Well, some of the women in the band, sure. And some of the men will be wearing ’50s-style jeans and leather jackets.

It’s all because the band wants to knock ’em dead — in the musical way — at this week’s annual gathering of international marching bands, set to begin Friday and last through Sept. 9 at the Wonju Tattoo Stadium in Wonju.

The band, stationed at Yongsan Garrison in Seoul, has been putting in long hours drilling in the summer heat, and rehearsing rock songs and marches until they can perform them by heart, said band Sgt. Maj. Mark T. Eister.

"We work very hard so that, to be honest, we can strut our stuff," Eister said.

The 2008 Wonju Tattoo International Military and Marching Bands Festival is a diverse mix of military and civilian marching bands.

Bands from Thailand, South Korea, Australia and Canada are scheduled to perform, as well as the U.S. military — the 8th Army Band and the U.S. Air Force Band of the Pacific from Elmendorf Air Force Base, Alaska.

Also on the bill: the Gunsan Happy Kindergarten and Yum-Kwang Girls’ Information High School.

Bands spend a lot of time on their showmanship, Eister said.

"There’s a couple of things we really want people to see when we go to perform," he said. "When we’re doing the traditional marching band, disciplined portion of the show, we want them to see that we are very disciplined American soldiers, and everything we perform, we perform it as precisely and as exact as possible.

"But then when it comes time to have fun, that’s when we cut loose and let them know that we know how to have fun and that we can entertain them, too."

The band has worked up its own arrangements and march routines for a 15-minute performance it’ll give each of the five days of the tattoo. The routine will open with "Summon the Heroes," featuring march movements in which the band forms itself into pictures.

But then comes the cutting loose, and that’s where some of the performers will be in ’50s costumes.

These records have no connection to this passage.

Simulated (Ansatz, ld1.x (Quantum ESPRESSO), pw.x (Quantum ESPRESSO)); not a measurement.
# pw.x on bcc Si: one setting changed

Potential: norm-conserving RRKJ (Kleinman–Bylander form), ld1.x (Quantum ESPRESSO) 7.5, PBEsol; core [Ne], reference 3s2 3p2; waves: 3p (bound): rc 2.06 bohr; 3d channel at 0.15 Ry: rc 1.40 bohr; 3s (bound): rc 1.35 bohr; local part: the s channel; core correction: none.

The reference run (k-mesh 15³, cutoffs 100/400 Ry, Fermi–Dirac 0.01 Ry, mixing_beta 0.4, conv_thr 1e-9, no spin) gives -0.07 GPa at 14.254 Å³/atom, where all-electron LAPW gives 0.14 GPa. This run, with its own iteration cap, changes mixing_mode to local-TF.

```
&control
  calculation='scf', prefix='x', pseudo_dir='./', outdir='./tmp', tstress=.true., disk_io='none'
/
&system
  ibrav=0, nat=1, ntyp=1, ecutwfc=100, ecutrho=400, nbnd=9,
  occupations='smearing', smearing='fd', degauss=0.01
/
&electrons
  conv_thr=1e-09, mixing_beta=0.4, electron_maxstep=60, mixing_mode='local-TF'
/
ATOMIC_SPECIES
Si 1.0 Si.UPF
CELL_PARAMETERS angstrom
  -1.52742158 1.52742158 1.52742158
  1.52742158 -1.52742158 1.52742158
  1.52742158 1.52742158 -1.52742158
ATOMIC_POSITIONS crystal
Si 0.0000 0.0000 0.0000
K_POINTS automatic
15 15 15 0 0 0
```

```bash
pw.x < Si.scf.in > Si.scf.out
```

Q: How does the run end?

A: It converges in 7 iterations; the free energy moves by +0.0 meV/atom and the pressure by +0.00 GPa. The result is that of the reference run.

"We’ll break into a rock section, and we do ’50s rock, vocals with band back-up," Eister said.

That’ll be followed by what Eister said is a huge crowd-pleaser, a percussion feature made up of a full drum line — five snare drums, two bass drums and four cymbal players.

"Very, very difficult, very, very intricate," he said. "They’re all stationary, intricate high-sticking movements, playing each other’s drum — ‘cross-sticking’ — the percussion feature really draws the audience in."

For their close, they’ll return to military music with "Trooper Salute."

"We intend to leave two very distinct impressions on their mind: very disciplined and very entertaining," Eister said.